LSI plots DSP strategy, buying design house ZSP Electronic Buyers' News - May 24, 1999
LSI Logic Corp. is acquiring fledgling DSP design house ZSP Corp., adding key in-house digital processing expertise to its already expansive technology portfolio, EBN has learned.
The purchase, which neither company has formally acknowledged, gives LSI Logic access to one of the industry's more advanced but unsung DSP architectures, observers said. The terms of the sale were not immediately available.
As an ASIC house, LSI Logic could use the technology to beef up its communications-IC program, analysts speculated. They said the company is unlikely to field a discrete DSP to compete against the likes of Texas Instruments, Motorola, or Lucent Technologies.
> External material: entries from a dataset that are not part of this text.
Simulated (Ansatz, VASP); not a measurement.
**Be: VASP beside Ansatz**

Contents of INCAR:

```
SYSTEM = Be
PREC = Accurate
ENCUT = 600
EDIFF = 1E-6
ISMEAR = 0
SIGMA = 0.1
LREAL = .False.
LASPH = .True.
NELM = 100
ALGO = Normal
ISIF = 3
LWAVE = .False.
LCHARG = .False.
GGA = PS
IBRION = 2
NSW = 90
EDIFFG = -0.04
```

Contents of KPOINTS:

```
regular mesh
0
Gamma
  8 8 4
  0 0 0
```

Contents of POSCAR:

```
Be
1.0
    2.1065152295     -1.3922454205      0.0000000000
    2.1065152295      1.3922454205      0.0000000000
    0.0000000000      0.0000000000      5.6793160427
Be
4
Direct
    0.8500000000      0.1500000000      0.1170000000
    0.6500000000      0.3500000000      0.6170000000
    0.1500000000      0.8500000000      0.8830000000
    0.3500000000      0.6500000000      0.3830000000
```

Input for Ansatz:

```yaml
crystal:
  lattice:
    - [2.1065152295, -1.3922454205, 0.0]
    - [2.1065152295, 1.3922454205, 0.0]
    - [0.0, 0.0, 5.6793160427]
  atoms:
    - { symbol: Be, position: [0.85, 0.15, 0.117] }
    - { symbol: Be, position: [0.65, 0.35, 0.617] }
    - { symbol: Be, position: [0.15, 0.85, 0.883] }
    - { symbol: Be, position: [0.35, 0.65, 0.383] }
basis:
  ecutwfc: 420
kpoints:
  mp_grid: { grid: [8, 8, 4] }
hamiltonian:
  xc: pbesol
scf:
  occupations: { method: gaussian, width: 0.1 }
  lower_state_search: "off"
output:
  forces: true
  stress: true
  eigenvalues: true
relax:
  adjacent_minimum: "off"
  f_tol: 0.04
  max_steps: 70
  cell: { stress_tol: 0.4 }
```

Wilfred J. Corrigan, chairman and chief executive of LSI Logic, declined last week to comment on the company's DSP strategy or its relationship with ZSP. "We will announce our DSP plans in the next few weeks," he said during a brief interview at LSI Logic's Milpitas, Calif., headquarters.
Although Corrigan did not elaborate, LSI Logic executives acknowledged the importance of DSPs to the company's future, and noted that LSI Logic has already compiled a large portfolio of DSP intellectual property.
"DSPs are critical to our wireless strategy," said Giuseppe Staffaroni, vice president and general manager of LSI Logic's Communications Products Group, which develops LAN, WAN, and wireless chips.
For ZSP, the acquisition gives it instant market clout, something the company has failed to achieve on its own.
"Even though the ZSP architecture is quite meritorious, they didn't have the financial muscle to ensure they could provide the millions of units necessary to take on major market customers," said analyst Will Strauss of Forward Concepts Co., Tempe, Ariz. "LSI Logic has the financial wherewithal that ZSP couldn't provide themselves."
To date, LSI Logic has licensed the Carmel DSP core from Infineon Technologies AG, and the Pine and Oak cores from DSP Group Inc. LSI Logic is also a MIPS licensee, and is believed to be evaluating the MIPS Radiax DSP extensions offered by Lexra Inc. ZSP represents LSI Logic's first outright purchase of a DSP technology provider.
Some analysts said LSI Logic may be falling behind in the wireless-chip market and is looking to jump-start its business.
The company was supposed to ship a CDMA chipset in the first quarter that used an Oak DSP core, among other components. But the product was delayed by about six months because of integration issues, according to sources. LSI Logic is also developing a CDMA device for the 3G wireless standard in an effort to keep pace with DSP Communications, VLSI Technology, and Qualcomm.
Analysts said the ZSP architecture could be tailored to wireless-handset applications but would require significantly lower power dissipation.
Founded in 1996, ZSP introduced its first product, the ZSP16401, early in 1998. ZSP uses a superscalar architecture with a five-stage pipeline comprising dual multiply-accumulate and arithmetic logic units. Analysts said of all the architectures available, ZSP's comes closest to providing an alternative to TI's VLIW-based TMS320C6x architecture.
By picking up ZSP, LSI Logic is perpetuating a history of buying technology to improve its position in the system-on-a-chip market. Last July, it acquired Symbios Logic Inc., a company with expertise in mixed-signal designs and standard-cell libraries. In February 1999, it acquired Seeq Technology Inc., a supplier of physical-layer ICs and controllers for Ethernet networks.
Whether the ZSP architecture will be used to bolster LSI Logic's position in the wireless-handset or networking arena, or will play some other role within the company, is a question analysts are still trying to answer.
And while observers said the chances of LSI Logic entering the discrete market are slight, competitors lost little time issuing a challenge.
"ZSP has obviously done a nice job designing its architecture," said Andrew Soukup, strategic marketing director for Texas Instruments Inc. in Houston. "[But] it's going to be very difficult to overcome the momentum that TI and the traditional [DSP] competitors have in the market with the largest customers. Those customers are making multibillion-dollar investments, and don't make architectural decisions lightly."